For a trader it is imperative to understand various price patterns that occur regularly. Without an adequate understanding of the patterns that often repeat, the trader cannot expect to make good returns on his positions. Traders who lack complete know-how of patterns, their behavior and underlying factors, cannot be expected to strategize their positions.
Ascending triangle is a pattern that recurrently forms in assets. Such a pattern forms due to changes in underlying asset’s demand and supply situation. In this case the demand for the asset gradually strengthens and entrenches itself against sloppy supply. Therefore, the price action starts to form an uptrend bias leading to a situation where breakout is possible in the near future.
An ascending triangle is derived by drawing two lines on the price chart. The first line is drawn horizontally at the stable peaks of the candle bars. At least two highs are joined together to make horizontal resistance level. A second slanted and rising line is drawn at the lows of the candle bars. The rising slant is a result of higher lows. This presents a resilient demand that is bent on pushing the price upwards. The area around which both lines converge to form a wedge is where the price is likely to make a breakout upwards. The diagram below demonstrates how an ascending triangle looks like.
The ascending triangle offers trading opportunities that are similar to that offered by the descending triangle. Where the trader manipulates the downtrend bias in the descending triangle, the trader utilizes uptrend bias to enter in to trades. The trader can go long or short on the binary options or enter touch or no-touch trades.
The ascending triangle shows a strong bias for a price to move upwards. Therefore, whenever the price reaches or touches the lower slanted line, the trader should enter a call trade. Given the fact that bias stays in favor of the uptrend, the trader can enter short expiry call binary option trade safely. The area of active trade starts from the lower line until the price touches the upper line. This is the area where trader can enter trades recurrently to enhance his gains.
Alternatively, the trader can enter put binary option trade whenever the price touches the upper line, betting on the price to go down. In this particular instance, entering put trades is risky because price is constantly bouncing back to upper line.

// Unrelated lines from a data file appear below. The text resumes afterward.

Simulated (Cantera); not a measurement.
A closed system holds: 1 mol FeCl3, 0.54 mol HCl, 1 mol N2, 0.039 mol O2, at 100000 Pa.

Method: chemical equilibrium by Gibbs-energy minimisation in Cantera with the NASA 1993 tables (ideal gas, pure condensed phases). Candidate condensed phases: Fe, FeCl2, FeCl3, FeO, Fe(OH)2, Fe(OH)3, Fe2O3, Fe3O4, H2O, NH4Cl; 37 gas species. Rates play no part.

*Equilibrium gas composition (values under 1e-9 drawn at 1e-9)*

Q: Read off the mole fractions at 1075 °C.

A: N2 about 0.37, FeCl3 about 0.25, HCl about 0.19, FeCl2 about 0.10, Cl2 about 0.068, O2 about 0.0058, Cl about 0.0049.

Patterns like ascending triangles offer traders with another opportunity. The traders can use this pattern to make touch or no-touch entries. The area below the lower slanted line is a no-touch zone because of the bias towards uptrend in price is therefore good area to trade no-touch trades. On the contrary, because there is a bias towards an uptrend, the trader should enter touch trades within the zone which lay around the upper line.
If a trader is skilled and knowledgeable, occurrence of such patterns ensures maximum manipulation of price action to acquire gains. Ascending triangle pattern often result in a breakout above the resistance line which offers the skilled and knowledgeable trader a continued opportunity to trade trend.